GPU job submission
Figure: Here is an example of CPU & GPU system architecture. There are several system architectures on the cluster.
To use the GPUs for a job node you need to request the ngpus_excl_p resource. It refers to the number of GPUs per node. This is unlike other resources, which are requested per core.
For example, to run a serial job with one GPU,
$ bsub -R "rusage[ngpus_excl_p=1]" ./my_cuda_program
How to select GPU memory
If you know that you will need more memory on a GPU than some models provide, i.e., more than 8 GB, then you can request that your job will run only on GPUs that have enough memory. Use the gpu_mtotal0 host selection to do this. For example, if you need 10 GB (=10240 MB) per GPU:
$ bsub -R "rusage[ngpus_excl_p=1]" -R "select[gpu_mtotal0>=10240]" ./my_cuda_program
This ensures your job will not run on GPUs with less than 10 GB of GPU memory.
How to select a GPU model
In some cases it is desirable or necessary to select the GPU model on which your job runs, for example if you know you code runs much faster on a newer model. However, you should consider that by narrowing down the list of allowable GPUs, your job may need to wait for a longer time.

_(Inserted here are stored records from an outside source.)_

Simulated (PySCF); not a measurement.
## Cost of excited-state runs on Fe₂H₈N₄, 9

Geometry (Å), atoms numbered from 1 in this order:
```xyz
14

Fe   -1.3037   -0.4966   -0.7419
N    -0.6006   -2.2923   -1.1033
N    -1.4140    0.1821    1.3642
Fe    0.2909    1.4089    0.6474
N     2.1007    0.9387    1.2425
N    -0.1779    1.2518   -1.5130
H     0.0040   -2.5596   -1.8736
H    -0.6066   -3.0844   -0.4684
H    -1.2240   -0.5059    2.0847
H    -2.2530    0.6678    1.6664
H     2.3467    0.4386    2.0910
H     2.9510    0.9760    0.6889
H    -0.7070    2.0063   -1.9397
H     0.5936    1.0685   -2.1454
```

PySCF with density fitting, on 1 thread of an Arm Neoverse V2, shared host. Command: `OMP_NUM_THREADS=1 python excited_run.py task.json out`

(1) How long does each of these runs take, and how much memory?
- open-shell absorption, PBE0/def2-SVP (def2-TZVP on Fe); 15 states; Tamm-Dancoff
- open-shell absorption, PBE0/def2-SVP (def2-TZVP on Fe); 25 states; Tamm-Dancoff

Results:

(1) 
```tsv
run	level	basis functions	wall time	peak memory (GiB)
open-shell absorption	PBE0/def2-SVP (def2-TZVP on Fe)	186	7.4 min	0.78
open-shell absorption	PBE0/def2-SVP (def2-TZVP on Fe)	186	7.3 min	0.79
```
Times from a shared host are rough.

To select a certain GPU model, add the -R "select[gpu_model1==GPU_MODEL]" resource requirement to bsub,
$ bsub -R "rusage[ngpus_excl_p=1]" -R "select[gpu_model0==GeForceGTX1080]" ./my_cuda_program
While your jobs will see all GPUs, LSF will set the CUDA_VISIBLE_DEVICES environment variable, which is honored by CUDA programs.
Available GPU node types
|GPU Model||Specifier||GPU memory per GPU||CPU cores per node||CPU memory per node|
|NVIDIA GeForce GTX 1080||GeForceGTX1080||8 GiB||20||256 GiB|
|NVIDIA GeForce GTX 1080 Ti||GeForceGTX1080Ti||11 GiB||20||256 GiB|
|NVIDIA GeForce RTX 2080 Ti||GeForceRTX2080Ti||11 GiB||36||384 GiB|
|NVIDIA GeForce RTX 2080 Ti||GeForceRTX2080Ti||11 GiB||128||512 GiB|
|NVIDIA TITAN RTX||TITANRTX||24 GiB||128||512 GiB|
|NVIDIA Tesla V100-SXM2 32 GB||TeslaV100_SXM2_32GB||32 GiB||48||768 GiB|
|NVIDIA Tesla A100||A100_PCIE_40GB||40 GiB||48||768 GiB|